Republican Sen. Lindsey Graham of South Carolina reiterated his call on Wednesday for Russian President Vladimir Putin’s assassination, comparing the Russian president to Adolf Hitler.

“Yeah, I hope he’ll be taken out, one way or the other,” said Graham when asked whether he stood by earlier calls for Putin’s death. “I don’t care how they take him out.”

Graham held a press conference following Ukrainian President Volodymyr Zelenskyy’s address to members of Congress, in order to tout a resolution urging President Joe Biden to authorize the transfer of Polish MiG planes to Ukraine amid the Russian invasion.

The Biden administration has resisted authorizing the transfer, fearing that it would escalate tensions with Russia.

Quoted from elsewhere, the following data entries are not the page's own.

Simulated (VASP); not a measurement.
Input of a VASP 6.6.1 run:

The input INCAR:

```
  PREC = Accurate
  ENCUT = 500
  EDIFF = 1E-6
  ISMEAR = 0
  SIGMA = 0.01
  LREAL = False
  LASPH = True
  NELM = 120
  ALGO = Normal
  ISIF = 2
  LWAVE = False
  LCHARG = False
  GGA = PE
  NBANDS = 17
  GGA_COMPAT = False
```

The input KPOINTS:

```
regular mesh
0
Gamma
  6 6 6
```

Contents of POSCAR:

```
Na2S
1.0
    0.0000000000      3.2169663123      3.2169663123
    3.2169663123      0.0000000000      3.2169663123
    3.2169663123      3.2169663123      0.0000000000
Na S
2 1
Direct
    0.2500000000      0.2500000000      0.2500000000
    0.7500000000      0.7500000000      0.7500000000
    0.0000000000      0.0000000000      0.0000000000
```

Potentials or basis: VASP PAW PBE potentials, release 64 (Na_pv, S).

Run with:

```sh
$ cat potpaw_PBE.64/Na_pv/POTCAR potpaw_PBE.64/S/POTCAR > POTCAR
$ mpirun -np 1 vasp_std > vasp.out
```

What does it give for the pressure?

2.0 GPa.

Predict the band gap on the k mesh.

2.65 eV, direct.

Graham said that the late Republican Sen. John McCain of Arizona, a long-time friend of Graham who else held hawkish views on national security and foreign policy, would agree with him.

“If John McCain were here, he’d be saying the same thing, I think,” said Graham. “It’s time for him to go. He’s a war criminal. I wish somebody had taken Hitler out in the [1930s].”


The South Carolina Republican also clarified that he did not want US forces to carry out Putin’s assassination.

“Vladimir Putin is not a legitimate leader, he is a war criminal. He needs to be dealt with by the Russian people,” he said. “I’m not asking to invade Russia to take them out. I’m not asking to send American ground forces into Ukraine to fight the Russian army. I am asking the Russian people to rise up and end this reign of terror for you and the world at large.”

Graham first called for Putin’s assassination on March 4, making a Julius Caesar reference in asking “Is there a Brutus in Russia?”

That quickly drew criticism even from the party’s right-ward flank, with Sen. Ted Cruz of Texas and Rep. Marjorie Taylor Greene of Georgia assailing Graham’s position.

Greene called Graham “unhinged” while implying he was a “blood thirsty warmongering” politician.

And Cruz said Graham’s suggestion was an “exceptionally bad idea.”